Emu Video uses diffusion models and is initialized using a state-of-the-art text-to-image model pre-trained on large datasets of image-text pairs. The model architecture uses a U-Net with an embedded CLIP text encoder and adds 1D temporal convolutions and attention layers after each spatial component to model time dependencies. In human evaluations, Emu Video outperformed prior state-of-the-art methods for text-to-video generation, producing higher visual quality results with finer details, better motion smoothness, fewer artifacts, and greater temporal consistency across frames.
Key takeaways:
- Researchers from Meta have introduced a new text-to-video generation approach called Emu Video, which they claim sets a new standard in the field. The approach involves generating a high-quality image based on the text prompt, and then generating a video based on both the image and the original text prompt.
- Emu Video uses diffusion models and is initialized using a state-of-the-art text-to-image model pre-trained on large datasets of image-text pairs. The video generation model is trained using a two-step generation process that mimics the factorization idea.

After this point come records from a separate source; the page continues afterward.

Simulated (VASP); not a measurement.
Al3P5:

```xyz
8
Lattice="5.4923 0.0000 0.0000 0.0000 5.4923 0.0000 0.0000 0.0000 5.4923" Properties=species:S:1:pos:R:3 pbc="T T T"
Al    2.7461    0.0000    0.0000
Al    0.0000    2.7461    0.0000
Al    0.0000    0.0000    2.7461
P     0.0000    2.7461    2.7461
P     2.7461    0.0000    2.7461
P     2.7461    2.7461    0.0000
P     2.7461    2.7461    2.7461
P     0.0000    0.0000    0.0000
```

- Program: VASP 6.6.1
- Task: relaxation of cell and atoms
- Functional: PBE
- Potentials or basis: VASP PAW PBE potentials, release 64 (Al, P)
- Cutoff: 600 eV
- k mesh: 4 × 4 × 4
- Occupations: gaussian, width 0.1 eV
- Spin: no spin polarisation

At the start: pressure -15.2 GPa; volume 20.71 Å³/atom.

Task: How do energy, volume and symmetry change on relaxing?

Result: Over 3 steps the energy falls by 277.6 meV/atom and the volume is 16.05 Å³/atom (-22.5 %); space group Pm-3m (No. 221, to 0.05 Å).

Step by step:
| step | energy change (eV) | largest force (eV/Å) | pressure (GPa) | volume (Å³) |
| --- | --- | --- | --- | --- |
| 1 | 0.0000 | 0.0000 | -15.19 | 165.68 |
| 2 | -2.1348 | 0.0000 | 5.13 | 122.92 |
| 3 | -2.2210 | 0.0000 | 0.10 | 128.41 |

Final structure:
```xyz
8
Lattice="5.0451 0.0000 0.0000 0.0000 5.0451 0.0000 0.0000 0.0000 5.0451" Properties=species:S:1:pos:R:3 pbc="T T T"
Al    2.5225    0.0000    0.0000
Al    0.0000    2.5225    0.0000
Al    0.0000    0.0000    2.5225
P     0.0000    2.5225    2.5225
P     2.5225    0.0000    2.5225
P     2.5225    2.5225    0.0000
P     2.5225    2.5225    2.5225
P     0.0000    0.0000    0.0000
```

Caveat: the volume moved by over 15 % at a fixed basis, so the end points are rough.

- Two key innovations in Emu Video's training scheme enable directly generating high-resolution 512px videos: Zero Terminal SNR Noise Schedule, which improves video stability, and Multi-Stage Training, which leads to better final results.
- In human evaluations, Emu Video substantially outperforms prior state-of-the-art methods for text-to-video generation, including recent publications and commercial solutions. The generated videos better reflect the semantic content of the text prompts in both the spatial layout and temporal dynamics.